Police said Johnson hid behind a car and then killed
Ercolino with five gunshots as he arrived for work. Johnson then was
shot by two police officers who confronted him on a busy sidewalk.
Security
camera footage showed the officers had only an instant to react when
Johnson suddenly turned as they approached and pointed his gun at them,
his arm cocked as if to fire.
Their encounter was over in eight
seconds. The officers, who had been standing nearly close enough to
shake hands with Johnson and had no opportunity to take cover, fired
almost immediately.
Nine bystanders were wounded in the 16-shot
volley, likely by stray or ricocheting police bullets. None of their
injuries was life-threatening, police said.
Police investigating
Johnson's killing of Ercolino were eyeing bad blood between them from
when they worked together at Hazan Import, a garment district business
where Ercolino was a vice president of sales.
Johnson and
Ercolino had traded harassment accusations when they worked together,
police said, and when Johnson was laid off from the company a year ago
he blamed Ercolino, saying he hadn't aggressively marketed his new
T-shirt line.
After Johnson's layoff, neighbours said, he continued to leave his apartment every day in a suit.
Internet
records listed Johnson as the administrator of the website for a
business called St. Jolly's Art, which sold iron-on graphic art for
T-shirts. Art for sale on the site included stylised drawings of fighter
planes and muscle cars and whimsical "seafaring vignettes" featuring
pirate maidens and tall ships.
Johnson also was part of a
community of bird watchers and photographers who document hawks and
other wildlife living in Central Park, a few blocks from his home.
In
one email to another bird watcher who works at The Associated Press,
Johnson wrote tenderly about spending a winter night watching ducks in
the park.
"Near midnight by the Harlem Meer I watched a little
'flotilla' of Mallards swimming and softly honking ... fifteen degree
temp and they were carrying on unfazed. Just remarkable," he wrote.
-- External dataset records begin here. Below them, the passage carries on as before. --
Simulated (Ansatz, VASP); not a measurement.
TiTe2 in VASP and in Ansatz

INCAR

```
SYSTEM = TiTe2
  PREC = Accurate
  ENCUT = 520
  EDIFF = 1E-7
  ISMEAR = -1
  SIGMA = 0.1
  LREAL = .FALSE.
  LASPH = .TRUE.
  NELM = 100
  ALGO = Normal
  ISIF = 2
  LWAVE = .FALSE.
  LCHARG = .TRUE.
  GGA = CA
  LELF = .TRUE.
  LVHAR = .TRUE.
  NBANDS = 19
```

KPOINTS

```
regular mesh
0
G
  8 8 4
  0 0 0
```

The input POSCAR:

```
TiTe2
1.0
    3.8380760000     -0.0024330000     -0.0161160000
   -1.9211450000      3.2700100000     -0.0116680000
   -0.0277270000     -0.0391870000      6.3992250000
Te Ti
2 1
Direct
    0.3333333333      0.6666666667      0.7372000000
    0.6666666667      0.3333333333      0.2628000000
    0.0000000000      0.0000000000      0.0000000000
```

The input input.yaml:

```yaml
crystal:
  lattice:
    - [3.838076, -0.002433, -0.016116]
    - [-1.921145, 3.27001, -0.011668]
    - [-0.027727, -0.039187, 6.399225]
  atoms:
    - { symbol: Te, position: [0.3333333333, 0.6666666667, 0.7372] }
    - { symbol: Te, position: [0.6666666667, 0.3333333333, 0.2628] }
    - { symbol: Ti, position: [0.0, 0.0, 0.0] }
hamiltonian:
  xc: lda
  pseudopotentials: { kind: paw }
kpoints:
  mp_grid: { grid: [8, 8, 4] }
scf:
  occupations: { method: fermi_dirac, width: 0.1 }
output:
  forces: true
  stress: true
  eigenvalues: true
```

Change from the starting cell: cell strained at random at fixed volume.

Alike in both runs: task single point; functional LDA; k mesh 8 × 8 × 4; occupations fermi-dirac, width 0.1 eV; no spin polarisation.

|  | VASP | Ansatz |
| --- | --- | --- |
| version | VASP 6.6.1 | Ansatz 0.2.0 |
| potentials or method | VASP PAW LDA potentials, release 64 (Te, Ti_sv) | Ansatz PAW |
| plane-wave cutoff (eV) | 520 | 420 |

His photographs of Central Park's hawk population appeared regularly on blogs tracking the birds.
A neighbour who often saw Johnson, 58, said he was always alone.
"I
always felt bad," said Gisela Casella, who lived a few floors above
Johnson in a modest apartment building on the Upper East Side. "I said,
'Doesn't he have a girlfriend?' I never saw him with anybody."
Ercolino, 41, was described by his relatives as the opposite of a quiet loner.
His
eldest brother, Paul Ercolino, said he was a gregarious salesman who
often traveled, had a loving girlfriend and was the life of any family
gathering.
"He was in the prime of his life," he said. "He would
do anything for anybody at any time. ... He was so wonderful with my
children. At Christmastime, he was the one who always had the best
presents for the kids."
Paul Ercolino said his brother, known to
nieces and nephews as Uncle Ducky because of his nearly blond hair, had
followed his father into the garment industry after growing up in
Nanuet, just north of New York City, then later worked in women's
handbags and accessories. He said his brother had never mentioned to the
family that he had any problems with a co-worker.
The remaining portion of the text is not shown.